Thompson v. United States

293 A.2d 275 | D.C. | 1972

293 A.2d 275 (1972)

Millicint THOMPSON, Appellant,
v.
UNITED STATES, Appellee.

No. 6189.

District of Columbia Court of Appeals.

Argued April 4, 1972.
Decided July 17, 1972.

George L. Richardson, Syracuse, N. Y., appointed by this court, for appellant.

James B. McMahon, Asst. U. S. Atty., with whom Harold H. Titus, Jr., U. S. Atty., and John A. Terry, Asst. U. S. Atty., were on brief, for appellee.

*276 Before HOOD, Chief Judge, and GALLAGHER and REILLY, Associate Judges.

PER CURIAM:

This appeal contends that appellant's conviction of possession of marihuana was not supported by the evidence. We agree and reverse.

The Government's evidence was that upon execution of a search warrant for a one bedroom apartment a quantity of marihuana was found in an envelope in plain view on a table in the living room. In the bedroom under a dresser was found a shoe box containing narcotic paraphernalia, including a syringe with traces of heroin on it. At the time the officers entered, appellant, a young woman of 20 years of age, was in the bedroom alone. Four or five other persons, men and women, were in the apartment, presumably in the living room as apparently the apartment consisted of a living room, bedroom and a kitchen. Shortly after entry by the officers appellant's 18-year-old sister arrived. The officers were unable to learn in whose name the apartment was rented but concluded that appellant and her sister were the occupants because some of their clothing was hanging in the bedroom closet.

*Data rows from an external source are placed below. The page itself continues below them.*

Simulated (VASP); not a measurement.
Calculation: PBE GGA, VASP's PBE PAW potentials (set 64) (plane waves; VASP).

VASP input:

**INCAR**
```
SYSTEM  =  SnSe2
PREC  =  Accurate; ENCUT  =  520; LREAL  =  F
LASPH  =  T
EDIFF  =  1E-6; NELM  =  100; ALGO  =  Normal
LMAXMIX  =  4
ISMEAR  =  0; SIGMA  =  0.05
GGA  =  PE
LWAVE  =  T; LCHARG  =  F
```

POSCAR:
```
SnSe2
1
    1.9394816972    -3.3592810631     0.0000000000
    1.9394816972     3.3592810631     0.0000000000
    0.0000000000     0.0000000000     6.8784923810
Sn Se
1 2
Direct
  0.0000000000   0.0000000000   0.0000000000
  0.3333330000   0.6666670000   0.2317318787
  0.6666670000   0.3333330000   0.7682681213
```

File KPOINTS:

Appellant and her sister were both charged with possession of narcotic paraphernalia[1] and possession of marihuana.[2] At trial both testified that they did not live at the apartment, that its occupants were their grandmother and their brother. The brother was one of those present in the apartment at the time of the search. The record is silent as to the grandmother's presence or absence.

The trial court, sitting without a jury, acquitted the sister on both charges. Appellant was acquitted of possession of narcotic paraphernalia but found guilty of possession of marihuana. In finding her guilty, the court held she had constructive possession of the marihuana in the living room, in that she was able to exercise control and dominion over it.

In order to have constructive possession one must be "in a position to exercise dominion or control over a thing."[3] Here, assuming that the trial court could have found that appellant, either alone or jointly with her sister, was a tenant of the apartment, there was no evidence she was aware of the existence of the marihuana in the living room or could have exercised control over it. Any attempt to infer that appellant had control over the marihuana because it was in her home would be offset by the fact that it was in a room where four or five other persons were gathered, any one of whom could have brought it there and had control of it. Someone in the apartment was in possession, actual or constructive, of the marihuana, but the evidence failed to make a showing beyond a reasonable doubt that appellant was that person.

Reversed with instructions to enter a judgment of not guilty.

NOTES

[1] D.C.Code 1967, § 22-3601.

[2] Id. § 33-402.

[3] United States v. Holland, 144 U.S.App. D.C. 225, 445 F.2d 701 (1971).